I am going to make some assumptions here about the clocks in your measurement equipment being much better than both tcxos, otherwise it will be hard to tell which of those is causing deviations. Just for a simple illustration, say you have two unknown oscillators that should be 10MHz, but one is really off my much. You use one for your frequency counters reference, and measure the other. In one case the counter says 9.9MHz, in the other 10.1MHz. Not much gained here. Always keep this and similar issues in mind.
For a more in depth look, google up some guidelines about oscillator measurements, applications notes AN10007 and AN10033 from sitime seem to contain some useful tips for measurement setups. Also informing yourself about allan variance might be useful.
You always need to keep in mind what the requirements for your product are. Measuring one to deviate by 2.1ppm and the other by 1.8ppm doesn't mean much if your application is fine with anything under 10ppm.
For long term stability tests, you need something to compare to. Either you have a high end ocxo in one of your frequency counters, or you pick your best tcxo and discipline it by gps. Both should have very good mid-term stabilities, so you can then run your frequency counter with those as references, pick some high enough gate time, and collect the data of your frequency counter for long enough so you are confident that it will be meaningful for your application, then compare those for the new and old part.
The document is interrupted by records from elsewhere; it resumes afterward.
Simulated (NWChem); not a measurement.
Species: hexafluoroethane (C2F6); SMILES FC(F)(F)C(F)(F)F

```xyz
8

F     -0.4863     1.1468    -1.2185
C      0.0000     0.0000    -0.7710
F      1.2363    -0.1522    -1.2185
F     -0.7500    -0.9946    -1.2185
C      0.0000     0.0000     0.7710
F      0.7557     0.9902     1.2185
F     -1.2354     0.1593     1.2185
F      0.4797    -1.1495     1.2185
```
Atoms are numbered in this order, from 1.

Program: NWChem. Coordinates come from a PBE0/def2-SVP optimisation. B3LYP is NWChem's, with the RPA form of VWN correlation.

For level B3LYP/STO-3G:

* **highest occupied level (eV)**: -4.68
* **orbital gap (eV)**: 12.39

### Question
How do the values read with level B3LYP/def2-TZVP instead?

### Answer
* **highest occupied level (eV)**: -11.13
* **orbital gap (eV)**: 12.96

For short term stability (which blurs over to jitter) you need to decide which kind of instability you are interested in, and there are tons of ways to measure jitter and similar, that all depend on your equipment abilities.
You could configure a spectrum analyzer for a rather long sweep time around the frequency you are interested in and compare the results of the tcxos. Phase noise will be visible as side bands here (if your analyzers LO is good enough). If your scope is good enough you can use its abilities to measure a certain amount of clock cycles and build a histogram out of that and compare both (some scopes have even a feature for histograms). Sometimes just using the infinite persistance of a scope can tell you something about the jitter.
Additionally it might make sense to compare the output waveforms and if they are usable or at the edge case of what your circuit can handle. A lot of cheapos on the market have rather weird clipped sine waves.
So since the sole responsibility of an oscillator is to generate a certain waveform (usually sine) with a precise frequency, there is not much more to measure here: Deviation from that intended waveform, as well as deviation from the frequency.
Of course, since you mentioned it, if your product requirements are such that it has to work within certain temperatures, make use of the temperature chamber, but only after you are confident in your measurement setup on the bench, and your abilities to read the data acquired.